On April 28, the price of shares in the corporation that owns Capella University, a for-profit online institution headquartered in Minneapolis, hit an all-time high of $97.58. Small wonder: Quarter after quarter, the publicly traded company had long had nothing but good news to report to shareholders.
At the end of 2009, Capella reported a 23 percent increase in revenues of $334.6 million, thanks in part to an increase in new enrollment of more than 37 percent. The first quarter of 2010 was even brighter: Shares peaked on reports of a 32 percent hikes in both revenues and enrollment.
The current quarter? Not so much. Yesterday, Capella was trading around $55 a share on the Nasdaq.
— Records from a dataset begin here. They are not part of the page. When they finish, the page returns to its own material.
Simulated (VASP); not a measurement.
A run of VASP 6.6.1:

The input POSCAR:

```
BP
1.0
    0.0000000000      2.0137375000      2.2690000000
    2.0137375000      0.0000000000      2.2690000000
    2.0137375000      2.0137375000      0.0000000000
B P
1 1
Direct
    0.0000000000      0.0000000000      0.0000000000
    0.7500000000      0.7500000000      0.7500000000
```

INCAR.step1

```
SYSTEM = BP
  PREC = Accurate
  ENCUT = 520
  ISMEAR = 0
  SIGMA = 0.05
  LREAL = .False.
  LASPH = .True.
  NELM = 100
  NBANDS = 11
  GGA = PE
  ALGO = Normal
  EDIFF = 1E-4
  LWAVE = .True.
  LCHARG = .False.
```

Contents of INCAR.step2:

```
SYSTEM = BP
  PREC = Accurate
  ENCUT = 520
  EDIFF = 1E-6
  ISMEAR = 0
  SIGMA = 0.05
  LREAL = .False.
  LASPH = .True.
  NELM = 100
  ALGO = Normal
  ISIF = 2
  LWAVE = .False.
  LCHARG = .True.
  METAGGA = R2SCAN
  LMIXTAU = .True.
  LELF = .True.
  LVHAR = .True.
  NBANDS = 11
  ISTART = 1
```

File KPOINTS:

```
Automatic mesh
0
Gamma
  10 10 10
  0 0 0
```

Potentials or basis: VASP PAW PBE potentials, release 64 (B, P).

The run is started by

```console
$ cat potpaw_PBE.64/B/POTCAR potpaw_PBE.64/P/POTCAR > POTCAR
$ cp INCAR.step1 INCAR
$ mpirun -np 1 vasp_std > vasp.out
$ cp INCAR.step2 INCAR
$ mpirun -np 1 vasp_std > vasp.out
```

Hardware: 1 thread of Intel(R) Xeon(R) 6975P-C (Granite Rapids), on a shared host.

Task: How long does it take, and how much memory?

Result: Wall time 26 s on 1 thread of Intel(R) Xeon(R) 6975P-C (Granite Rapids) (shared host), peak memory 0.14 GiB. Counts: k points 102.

The university recently joined the long list of publicly traded education companies hit with class-action lawsuits filed on behalf of angry shareholders. The Police Pension Fund of Peoria has filed suit [PDF] in U.S. District Court for Minnesota, claiming that the company misled investors about its business practices in order to inflate the price of its stock.
“The company had been engaging in abusive and fraudulent recruiting and financial aid lending practices, thereby increasing Capella’s student enrollment and revenues,” the suit claims.
Capella enrolls approximately 38,000 students all over the world, with the majority pursuing graduate degrees.
“We have received the complaint,” said Mike Buttry, the company’s vice president for corporate communications. “We believe it has no merit and we are going to fight it vigorously.”
The suits are the latest fallout from the August release of a U.S. General Accounting Office report [PDF] faulting the industry for deceptive recruiting and financial-aid practices. Posing as prospective students, GAO investigators visited 15 colleges in five states. Several were given wildly exaggerated estimates of the salaries they could expect to receive after graduation. Others were coached to lie on entrance or financial-aid applications.
Capella was not among the schools visited, nor does the lawsuit describe any specific fraudulent practices allegedly taking place there. But after the report’s release, Congress asked Capella and other for-profits for information ranging from completion rates to corporate revenues.
At about the same time, the U.S. Department of Education released data showing that loan repayment rates were 54 percent at public colleges and universities, 56 percent at private nonprofit schools, and 36 percent at for-profits. Capella’s repayment rate was 40 percent.
The Obama administration has proposed rules that would encourage transparency and restricting aid at schools with low repayment rates. At some of the schools, 90 percent of revenue comes from student financial aid.
Last year, students attending for-profits received more than $26.5 billion in federal aid. When they don’t graduate or can’t find work when they do, their loans go unpaid. Shareholders, meanwhile, often fare quite well.
The policy debate whether the for-profits can serve both students and shareholders is as yet unresolved, but publicly traded corporations have a duty to maximize shareholder returns, according to University of Minnesota Professor Brett McDonnell. Protecting investors’ interests doesn’t necessarily mean neglecting those of other groups, such as students or employees, he said.
“The long-term interests of students, faculty and shareholders are often the same,” McDonnell said. “Practices that harm students ultimately harm shareholders.”
Shareholders frequently sue when the price of a stock plummets suddenly, but the bar for allowing the suits to go forward is higher than for other suits, added Niels Schaumann, vice dean for faculty at William Mitchell College of Law.
The first goal in such a suit is always to get a judge to order the defendant to provide discovery materials. The evidence may help plaintiffs form specific allegations, but just as often the mere fact that the expensive, laborious process can go forward is enough to prompt a settlement, he said.
“In every case it’s about whether they are granted discovery,” said Schaumann. “That means they can depose directors, the CEO — it gets expensive and difficult, and most corporations would rather pay to make it go away.”
The number of students attending for-profits has mushroomed in recent years. Although most are much more expensive than their public counterparts, they are often quicker and more convenient than community colleges — particularly for working adults.
The plan to tie the universities’ eligibility for aid to repayment rates would not go into effect until 2012, but its future is uncertain. The next chairman of the House Committee on Education and Labor, Minnesota Rep. John Kline, a Republican, opposes the rules.